Arts and humanities writing style

Writing in the arts and humanities allows for some flexibility in style and voice, while still following standard conventions of format and documentation. Generally, writing in the humanities falls into one of 3 categories: research writing, interpretive or analytical writing, and creative writing.

In arts and humanities writing, it is important to remember that it is not a matter of presenting the ‘right’ answer, but of being able to present a case for your view or interpretation.

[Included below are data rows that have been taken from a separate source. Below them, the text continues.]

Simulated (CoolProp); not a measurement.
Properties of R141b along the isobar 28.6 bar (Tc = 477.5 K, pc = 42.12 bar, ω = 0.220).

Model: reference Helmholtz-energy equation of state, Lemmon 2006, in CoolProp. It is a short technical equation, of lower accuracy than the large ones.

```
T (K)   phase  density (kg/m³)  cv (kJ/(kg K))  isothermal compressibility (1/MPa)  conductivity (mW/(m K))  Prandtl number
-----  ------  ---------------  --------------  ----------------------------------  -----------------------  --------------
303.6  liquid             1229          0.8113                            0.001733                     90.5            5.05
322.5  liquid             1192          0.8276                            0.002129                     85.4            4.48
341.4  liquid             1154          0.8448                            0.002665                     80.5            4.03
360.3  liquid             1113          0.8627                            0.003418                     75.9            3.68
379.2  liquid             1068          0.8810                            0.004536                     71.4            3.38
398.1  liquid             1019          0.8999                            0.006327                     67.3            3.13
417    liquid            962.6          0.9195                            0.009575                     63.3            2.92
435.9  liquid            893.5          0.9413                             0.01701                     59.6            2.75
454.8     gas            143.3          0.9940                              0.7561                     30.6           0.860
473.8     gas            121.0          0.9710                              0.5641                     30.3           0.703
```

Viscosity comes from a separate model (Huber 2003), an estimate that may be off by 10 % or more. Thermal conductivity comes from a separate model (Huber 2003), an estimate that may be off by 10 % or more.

The purpose is not to imply that an interpretation is the only possible way of seeing a topic, but rather to convince your reader that your opinion is compelling, because it is:

  • rigorously researched and considered – you have consulted a variety of sources and perspectives; you are well-versed in the topic and have checked facts where possible; your viewpoint is balanced; and you have used examples to support your interpretation or argument
  • sensibly presented – the structure of your writing is logical and easy to follow, allowing your reader to understand your process as well as your ultimate position; a good structure will frame the discussion for your reader and set the boundaries of your inquiry 
  • clear in its discussion of facts and opinions – you will not be able to prove that your interpretation is ‘correct’, simply because it is just that: a reasonable interpretation; your language should acknowledge this distinction:

The director’s use of lighting in the film suggests the eventual illumination of each character’s secrets over the course of the story.
The following points demonstrate conclusively how the director used lighting in the film to represent how each character’s secrets come to light throughout the story.